Peter Bocock gets a taste of Test cricket, with BJ Watling’s pads and Tom Latham’s gloves

New Zealand

Peter Bocock was helping some of the New Zealand players with their warm-up drills on the fifth morning of the Wellington Test against Bangladesh when he heard his name being mentioned. BJ Watling walked towards him minutes later and told him to get ready. It was 15 minutes before play was to start.

As it emerged, Watling had a hamstring injury, and the New Zealand team management didn’t want to risk fielding him. And they also didn’t want Tom Latham, the back-up keeper, to move from the slip cordon. Bocock, out of nowhere, was going to keep wickets for New Zealand in a Test match.

“I definitely wasn’t thinking that I would donning the gloves when I was having my morning coffee, that’s for sure,” Bocock said after New Zealand had wrapped up an innings-and-12-run win.

“It obviously would have been lovely to get a catch. I was pretty close a couple of times, just missing the outside edge”


“About 15 minutes before the start of play, I was helping the guys with the throwdowns, when I overheard something. BJ told me to be ready, and take a couple (of catches). I was told 15 minutes before the start of play.”

Bocock, who plays for Northern Districts in New Zealand’s first-class competition, had a race against time on his hands to get some sort of workable gear ready, but found his “team-mates” to be helpful enough. Watling gave him his shirt and pads, while Latham let him borrow his gloves.
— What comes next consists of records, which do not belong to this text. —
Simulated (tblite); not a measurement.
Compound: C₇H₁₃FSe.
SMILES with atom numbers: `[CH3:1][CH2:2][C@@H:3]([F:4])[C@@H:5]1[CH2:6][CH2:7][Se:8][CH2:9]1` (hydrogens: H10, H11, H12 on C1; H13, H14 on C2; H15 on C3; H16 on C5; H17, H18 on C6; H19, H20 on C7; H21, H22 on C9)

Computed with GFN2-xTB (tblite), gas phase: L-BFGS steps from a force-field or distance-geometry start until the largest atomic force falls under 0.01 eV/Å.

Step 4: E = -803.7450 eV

“I actually used Tom Latham’s gloves. I am sponsored by Kookaburra, so that worked out perfectly. I wore BJ’s pads. My sub fielding shirt was a little bit big so I borrowed BJ’s,” Bocock explained.

Within minutes, Bocock was standing behind the stumps, with Trent Boult, Tim Southee, Matt Henry and Neil Wagner steaming in.

Incidentally, substitute fielders were allowed to replace wicketkeepers only from October 2017, when the rule preventing such a thing from happening was changed.

So how did the slip cordon react, did he ask them many questions? He did.

“I asked them where BJ has been standing, and what’s BJ’s plan to a particular bowler. Does he stand on the leg-side a lot to someone like Wagner? I have kept to Wagner couple of times,” Bocock revealed.

“It obviously would have been lovely to get a catch. I was pretty close a couple of times, just missing the outside edge. Few from Wagner missing the gloves.”

Bocock had originally been summoned by New Zealand manager Mike Sandle from the Northern Districts A side to help the New Zealand players. He then filled in as a substitute fielder on the fourth day when Kane Williamson, the captain, went off to get scans on his injured shoulder.

Understandably, the experience has left the 27-year-old happy, though it wasn’t quite a real Test debut. “I would love (to play for New Zealand). Every kid has the dream to walk out with the Black Caps. It is a major goal. I am lucky enough to spend time in that environment as a sub fielder,” he said.